Friday, June 16, 2017By:
Saturday, I had the unique opportunity to attend a Pride Parade over the weekend. It was incredible how many people came out in support, and even more amazing were the numbers of people marching along the route; they came in groups or stood high on floats, waving to the crowds as they passed by, dominating the block with their presence. It went on hours longer than I could have expected, and a grand, festive display of unified celebration stretched on for a mile in either direction. For all the tension and unsurety that permeates our lives on a daily basis, it's truly something awe-inspiring to see so many get to gether to celebrate who we collectively are and bask in the differences that make us so richly diverse.
Back on the work front, my progress with my intern partner has gone satisfyingly well. Each day we have more concrete and developed material, and soon we'll be publishing all of our hard work for others to see and use. Given the scale of what we're trying to do, I can confidently say that our efforts will have a profound effect on SPS efforts to bring outreach options to anyone who wants them. In addition, I'm also looking forward to what I'll be able to do later in the summer at NIST working directly with teachers, and hopefully at the Cincinatti Summer meeting of AAPT.

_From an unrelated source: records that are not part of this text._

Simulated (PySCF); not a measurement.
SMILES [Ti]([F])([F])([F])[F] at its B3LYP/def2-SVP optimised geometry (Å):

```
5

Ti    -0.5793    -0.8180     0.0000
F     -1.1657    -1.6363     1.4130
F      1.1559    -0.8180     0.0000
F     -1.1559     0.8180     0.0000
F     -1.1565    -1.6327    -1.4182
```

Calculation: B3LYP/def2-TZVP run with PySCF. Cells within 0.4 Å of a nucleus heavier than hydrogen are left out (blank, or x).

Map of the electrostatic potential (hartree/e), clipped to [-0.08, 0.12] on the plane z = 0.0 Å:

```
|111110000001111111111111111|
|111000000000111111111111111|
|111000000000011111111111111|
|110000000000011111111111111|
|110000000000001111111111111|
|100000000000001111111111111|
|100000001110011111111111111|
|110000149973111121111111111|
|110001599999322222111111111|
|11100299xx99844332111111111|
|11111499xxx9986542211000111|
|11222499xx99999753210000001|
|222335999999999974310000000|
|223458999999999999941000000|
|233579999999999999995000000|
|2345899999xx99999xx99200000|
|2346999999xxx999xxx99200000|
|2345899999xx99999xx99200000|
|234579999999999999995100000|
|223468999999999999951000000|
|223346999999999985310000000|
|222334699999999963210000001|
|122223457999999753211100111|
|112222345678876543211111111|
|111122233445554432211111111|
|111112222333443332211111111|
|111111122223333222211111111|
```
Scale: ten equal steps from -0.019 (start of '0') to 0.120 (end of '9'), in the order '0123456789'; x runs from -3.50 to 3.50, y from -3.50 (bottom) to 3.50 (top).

Finally, the program organizers saw fit to treat us to dinner on a boat cruise this week. Last summer when I visited San Francisco for Physcon 2016, I took a ferry to Alcatraz island and filmed the American western coastline while I was aboard, thinking to myself how incredible and vast the pacific ocean must be from there on out. It reminds me of space in a way- spanning and indomitable, in a way that makes it almost seem infinite to something as small and fragile as me. Being back on the water reminded me of that vastness, and I wonder now if I can make my way just a little further east one of these days to see the other side of our great island, and say that I've seen the ends of the nation and shared my ideas with people from all over the world. Millennia ago, I might have thought I traveled all the way across the world. Millennia in the future, maybe my journey will seem even more insignificant.
But there's nowhere else in the known universe I'd rather be than right here, on our cozy little blue ball.
Thank you to Tim Fox, my old highschool physics teacher. You made it tough, in your own way, but given the perspective I have now there's nothing about that class I would have changed. Except maybe trying to turn in my homework a little more often.